As requested – I arrived at the camp on Monday at 8:30 sharp to begin the clean-up for my checkride. I’d planned to fly until I got tired that day, and get some advanced work in there if I could. Even just repeated flights for practice would be good.
No fog this morning, but also no flight instructor. Dave was to be my instructor for the day, but as I found out later, he had driven over his cell phone while he was out doing other projects. I was practicing patience and hanging out dock-side when the examiner (Chuck Brown) for Charlie’s ride arrived. He saw my Twin Comanche sweatshirt, and we had a wonderful discussion about those airplanes. Nice guy. Animated about the airplane I love at this point.
Charlie and Chuck launched for the local checkride while Brian and I reviewed ground work to prepare me for the oral. We waited to hear from Dave as the morning went by. Killing time, I pumped out the floats again and pre-flighted the airplane. This time I closely inspected the pilots seat, based on Tristan’s criticism that I was relying on the attitude indicator during the landing flare yesterday. He wanted me to use my eyes, but the seat was so low I could only see the panel at the flare. I’m used to this in tail-draggers, so I thought that was normal. For the record – I thought my landings were good, but he saw something he didn’t like. Raising that seat can’t hurt.
Chuck and Charlie came back to clean up the paperwork for Charlie. He had earned his seaplane rating, and is awaiting delivery of his new-to-him Cessna 206 on floats.

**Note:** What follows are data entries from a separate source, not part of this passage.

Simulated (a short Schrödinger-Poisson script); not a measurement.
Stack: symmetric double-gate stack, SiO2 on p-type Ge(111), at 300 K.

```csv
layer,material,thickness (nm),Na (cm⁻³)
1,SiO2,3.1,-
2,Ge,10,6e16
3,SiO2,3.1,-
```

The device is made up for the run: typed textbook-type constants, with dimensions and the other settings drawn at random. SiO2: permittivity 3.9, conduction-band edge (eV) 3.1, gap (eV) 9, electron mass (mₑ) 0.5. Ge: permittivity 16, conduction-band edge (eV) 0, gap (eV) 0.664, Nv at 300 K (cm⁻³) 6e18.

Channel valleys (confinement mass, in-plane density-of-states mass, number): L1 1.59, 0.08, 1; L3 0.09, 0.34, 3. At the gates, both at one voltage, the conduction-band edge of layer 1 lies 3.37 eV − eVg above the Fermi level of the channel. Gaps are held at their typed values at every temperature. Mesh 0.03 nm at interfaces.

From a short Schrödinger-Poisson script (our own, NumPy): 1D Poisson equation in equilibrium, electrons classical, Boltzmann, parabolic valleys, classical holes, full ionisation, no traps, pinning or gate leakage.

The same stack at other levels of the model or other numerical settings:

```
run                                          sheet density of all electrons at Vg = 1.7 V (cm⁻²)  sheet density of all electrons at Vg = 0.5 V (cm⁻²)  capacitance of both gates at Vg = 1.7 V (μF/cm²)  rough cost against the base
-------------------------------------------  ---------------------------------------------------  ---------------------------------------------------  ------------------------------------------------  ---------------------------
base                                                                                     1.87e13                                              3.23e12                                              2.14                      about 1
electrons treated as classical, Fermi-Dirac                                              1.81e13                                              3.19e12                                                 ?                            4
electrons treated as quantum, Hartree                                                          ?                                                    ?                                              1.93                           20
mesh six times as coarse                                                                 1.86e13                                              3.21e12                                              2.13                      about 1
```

Brian and I still didn’t quite know what happened to Dave, so I got to go fly with someone else for practice on Lake Pierce. Moving the seat up nailed it. All my landings were good from this point on. Nothing rattled or wet that shouldn’t be. After the second landing, we heard from Dave on the docks without his phone, so we taxi-stepped back and did some docking practice to exchange instructors and restore the plan.